Mayor will take 10% pay cut
Youngstown’s mayor says concessions are needed from most city workers to avert layoffs. He also plans to take a 10 percent reduction in his salary.
YOUNGSTOWN — Youngstown Mayor Jay Williams is asking most city employees to work four fewer hours a week, which would cut their wages 10 percent, to avoid layoffs.
Facing a $3.39 million deficit, the city administration is looking to make cuts. But with 80 percent of the general fund’s cost going toward the salaries and benefits of its 850 workers, the biggest cut has to come from there, Williams said.
“The overall concept is if we can operate on a 36-hour work week, we’ll be able to achieve savings to close the deficit and avoid layoffs,” Williams told The Vindicator on Friday after speaking at the Youngstown/Warren Regional Chamber’s “Good Morning Youngstown” breakfast.
“It keeps people working and allows them to keep their benefits,” Williams said of the plan.
A formal written plan will be presented to the city’s unions shortly, he said.
During the chamber event at Our Lady of Mount Carmel Hall, Williams announced he would take a 10-percent “concession in my salary and benefits.”
When asked later by the newspaper about the 10-percent concession, Williams said he’d reduce his $105,000 annual salary by that percentage — a figure equal to $10,500 — through a combination of a pay cut and givebacks on some of his benefits. The mayor would work the same hours for less pay.
Without a salary concession, layoffs are inevitable, Williams said. Even with the concession, there’s no guarantee that some jobs will not be cut, he said.
Under a worst-case scenario, the city would have to lay off 60 to 80 full-time employees to make up the budget shortfall, city administrators say.

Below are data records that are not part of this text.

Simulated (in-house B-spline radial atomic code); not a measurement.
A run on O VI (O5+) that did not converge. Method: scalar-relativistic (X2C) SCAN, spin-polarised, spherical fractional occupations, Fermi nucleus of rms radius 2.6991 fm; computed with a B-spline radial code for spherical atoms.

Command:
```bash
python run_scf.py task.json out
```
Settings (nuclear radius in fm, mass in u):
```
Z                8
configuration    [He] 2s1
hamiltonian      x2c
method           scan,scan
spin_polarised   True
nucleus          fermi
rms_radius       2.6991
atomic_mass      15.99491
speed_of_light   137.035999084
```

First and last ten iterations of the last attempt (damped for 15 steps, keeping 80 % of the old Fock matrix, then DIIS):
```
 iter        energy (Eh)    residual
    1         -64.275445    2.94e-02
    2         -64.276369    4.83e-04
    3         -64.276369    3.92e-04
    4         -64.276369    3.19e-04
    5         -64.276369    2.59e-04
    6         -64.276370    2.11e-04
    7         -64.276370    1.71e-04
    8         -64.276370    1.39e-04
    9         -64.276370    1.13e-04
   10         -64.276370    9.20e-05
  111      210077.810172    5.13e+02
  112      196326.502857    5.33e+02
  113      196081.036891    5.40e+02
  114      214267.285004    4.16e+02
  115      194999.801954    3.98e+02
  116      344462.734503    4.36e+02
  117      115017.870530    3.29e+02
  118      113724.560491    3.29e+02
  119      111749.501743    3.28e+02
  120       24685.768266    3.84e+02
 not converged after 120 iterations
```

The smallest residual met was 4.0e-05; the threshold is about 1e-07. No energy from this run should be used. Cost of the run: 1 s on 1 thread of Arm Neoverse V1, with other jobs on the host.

“If we get through this year and close that deficit without layoffs, it will be because our employee labor groups understood the need to help contribute,” Williams told those at the chamber breakfast. “If we don’t, it will be unfortunate that [the employee unions] don’t see the necessity to” cut costs.
After the breakfast, Williams and members of his administration met with leaders of the Youngstown Police Association, which represents about 120 patrol officers, to discuss concession proposals. The administration will meet with other unions next week.
YPA President Edward Colon couldn’t be reached Friday.
The administration has been critical of the YPA in recent years, including complaints last year that the union wouldn’t agree to concessions.
City council agreed last summer to reduce the number of ranking officers from 66 to 39 through attrition, a process that would largely take place over two years. YPA and the union that represents the police department’s ranking officers objected to the decision.
The administration has repeatedly praised the firefighters union for agreeing to an early-retirement program last year that saves the city about $1.5 million over a two-year period, 2008 and 2009.
Also, the city finalized a three-year contract Thursday with the union that represents about 140 in the fire department. The deal calls for a 3-percent wage increase in its first year. It also includes a provision to have the union and the administration reopen wage-increase negotiations in August.
When asked if the 10-percent wage reduction applied to firefighters, Williams wouldn’t directly answer the question.
But he said the firefighters “already made substantial concessions. We made it clear to the firefighters that their savings to the system helped the overall savings.” of last year. The goal is to maintain services.”